When you’re in a crowd of tens of thousands and someone in your group has a crush on some Handsome Cowboy or other who may be there somewhere, Merlefest is one big game of “Where’s Waldo?” It’s a game of “Awkward High School Cafeteria Encounters” if someone is avoiding, say, an ex boyfriend who may or may not be in attendance. It’s a game of “Take a Picture with Shirtless Fifty-Year-Old Kilt Guy Tossing Devil Sticks in the Background” if you are looking for a real challenge. (We failed that one. Next year for sure.) If you are a good dancer, JULIA, then you will not be able to shake the throngs of retirees who will not even let you take a sip of water for all the hovering and jockeying for position in the dance tent. It’s great fun for those of us watching it happen. At any rate, Merlefest is big enough to keep things interesting, and small enough to make things fun. You may run into last year’s people, and you’ll probably come away with some new people, and it’s perfect that way.

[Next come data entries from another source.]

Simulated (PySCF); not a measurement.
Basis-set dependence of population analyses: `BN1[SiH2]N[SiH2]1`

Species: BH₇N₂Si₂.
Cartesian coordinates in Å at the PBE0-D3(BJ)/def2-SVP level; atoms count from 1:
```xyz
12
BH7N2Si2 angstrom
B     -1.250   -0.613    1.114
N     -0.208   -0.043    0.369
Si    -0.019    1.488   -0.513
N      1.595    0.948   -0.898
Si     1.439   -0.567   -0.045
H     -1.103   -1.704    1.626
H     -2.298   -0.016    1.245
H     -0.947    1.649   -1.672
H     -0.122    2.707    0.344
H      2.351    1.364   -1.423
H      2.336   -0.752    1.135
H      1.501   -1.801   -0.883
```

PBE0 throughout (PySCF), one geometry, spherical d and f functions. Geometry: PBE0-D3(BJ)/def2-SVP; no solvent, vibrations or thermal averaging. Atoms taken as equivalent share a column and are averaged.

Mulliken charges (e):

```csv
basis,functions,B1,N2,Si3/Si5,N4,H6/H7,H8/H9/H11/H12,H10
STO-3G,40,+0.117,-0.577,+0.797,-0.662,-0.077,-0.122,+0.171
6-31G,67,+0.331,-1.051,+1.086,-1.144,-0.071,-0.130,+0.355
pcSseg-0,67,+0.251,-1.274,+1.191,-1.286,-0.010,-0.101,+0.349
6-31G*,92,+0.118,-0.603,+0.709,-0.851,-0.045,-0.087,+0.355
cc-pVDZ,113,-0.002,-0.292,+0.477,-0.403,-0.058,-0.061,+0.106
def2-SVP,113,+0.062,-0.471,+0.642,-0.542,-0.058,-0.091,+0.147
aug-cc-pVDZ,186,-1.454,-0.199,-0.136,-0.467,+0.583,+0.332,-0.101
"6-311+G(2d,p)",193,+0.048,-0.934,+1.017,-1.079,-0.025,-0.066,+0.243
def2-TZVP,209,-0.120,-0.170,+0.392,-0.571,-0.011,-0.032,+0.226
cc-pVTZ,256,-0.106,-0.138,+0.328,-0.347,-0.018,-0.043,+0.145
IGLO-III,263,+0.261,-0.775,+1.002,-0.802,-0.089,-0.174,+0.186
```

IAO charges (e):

The rain charged in last night, in spotty showers, but nobody minded. We’d seen all of our must-sees earlier in the afternoon, and nobody was disappointed. Today was a different story. We woke up to a soaker. I was on the fence about hitting the road for Route 66 early, or catching a bit of the festival before I left. Sunshine would have made that decision a lot harder. I was neutral on the headliners, and the groups that I’d have stayed for are all Raleigh folk, and I’ll hope to catch them again soon. I really wanted to hear the Sunday morning bluegrass, though, and Willow and Julia and I made it over there early. Before-the-gates-opened early. We ate grits and drank mochas, sitting warm and dry in the food tent, then splashed back over to the Creekside stage for some Sunday morning gospel. I could actually have done without the devotional, not because I’m against it but because we Episcopalians just plain don’t talk like that in public. The music, however, was gorgeous. I don’t even know who all of the players were, but world-class musicians, and they brought Peter Rowan out for a couple of numbers.
Peter Rowan may be my favorite this year. He was the only album I bought last year, and he’s a handsome devil with a charming sense of humor, and a great storyteller. If I ever considered running off with an older man, I’d be tempted by that one. He took the stage to do a couple of the types of songs Doc always did during the Spirit of Sunday hour. He hadn’t conferred with the band, exactly, on what they were going to play, which was just how Doc would have wanted it. “What key? Shy of B?” called out one of the musicians. “Sounds great to me,” said Peter Rowan. “Grab a handful of ‘shy of B’ and hold on!” he said, and they were off making beautiful sounds on the fly.
I slipped away after that, because it was perfect, and I wanted to leave on a high note. I found a nice young scout at the VFW Campground to jump my car, and left the girls to wait it out in the cold rain for the Avetts. Text messaging, now that they are home in Raleigh warm and dry and I am off in Tennessee at a dog-friendly Red Roof Inn with Fletch, seems to indicate that their afternoon was everything they wanted it to be. Except for dry. Definitely not dry.
I’m hitting Nashville in the morning, y’all. Grab some “shy of B,” indeed. Can’t wait to see what Music City holds. And I can’t wait for next Merlefest.